ICC
First new Libya suspect in years arrives before ICC judges
Arrest of El Hishri renews ICC push for accountability in Libya
The Hague: The International Criminal Court (ICC) today confirmed that Libyan national Khaled Mohamed Ali El Hishri is now in its custody, closing a months-long process that began when German authorities arrested him in July 2025 at the Court’s request. His quiet transfer to The Hague on 1 December marks the first arrival of a new suspect in the Libya situation in years, signalling that the Court is not ready to abandon the complex and politically fraught investigations that have dragged on since 2011 with little closure for victims and no shortage of geopolitical resistance.
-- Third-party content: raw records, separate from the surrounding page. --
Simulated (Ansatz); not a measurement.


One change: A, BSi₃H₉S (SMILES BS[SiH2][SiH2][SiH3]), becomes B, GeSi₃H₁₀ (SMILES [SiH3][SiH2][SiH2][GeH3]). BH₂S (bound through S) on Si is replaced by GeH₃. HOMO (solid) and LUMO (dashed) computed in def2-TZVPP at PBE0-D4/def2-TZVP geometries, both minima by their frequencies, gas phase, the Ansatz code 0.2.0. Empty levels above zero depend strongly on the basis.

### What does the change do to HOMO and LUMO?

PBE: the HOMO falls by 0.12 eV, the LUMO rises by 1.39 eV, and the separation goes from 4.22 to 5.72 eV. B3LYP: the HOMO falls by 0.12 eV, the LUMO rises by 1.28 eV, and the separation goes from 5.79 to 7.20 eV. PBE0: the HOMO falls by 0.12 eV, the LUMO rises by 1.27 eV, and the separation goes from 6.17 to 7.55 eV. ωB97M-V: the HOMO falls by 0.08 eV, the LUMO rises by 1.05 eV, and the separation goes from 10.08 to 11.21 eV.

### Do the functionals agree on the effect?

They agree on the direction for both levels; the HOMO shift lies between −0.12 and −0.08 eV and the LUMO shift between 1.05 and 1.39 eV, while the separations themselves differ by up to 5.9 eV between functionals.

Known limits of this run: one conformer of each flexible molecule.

El Hishri, described by ICC investigators as one of the most senior officials at Mitiga Prison in Tripoli, is alleged to have either committed directly, ordered, or overseen a catalogue of abuses that reads like a roll-call of international crimes: murder, torture, rape and sexual violence. The alleged offences cover the period from February 2015 to early 2020, during which thousands of detainees were reportedly held for prolonged periods in Mitiga—an institution that has become synonymous with arbitrary detention and systematic brutality in the eyes of human-rights monitors. For now, the Court stresses that the charges remain allegations until proven, but the scale of accusations already raises expectations for one of the most consequential Libya-related hearings in years.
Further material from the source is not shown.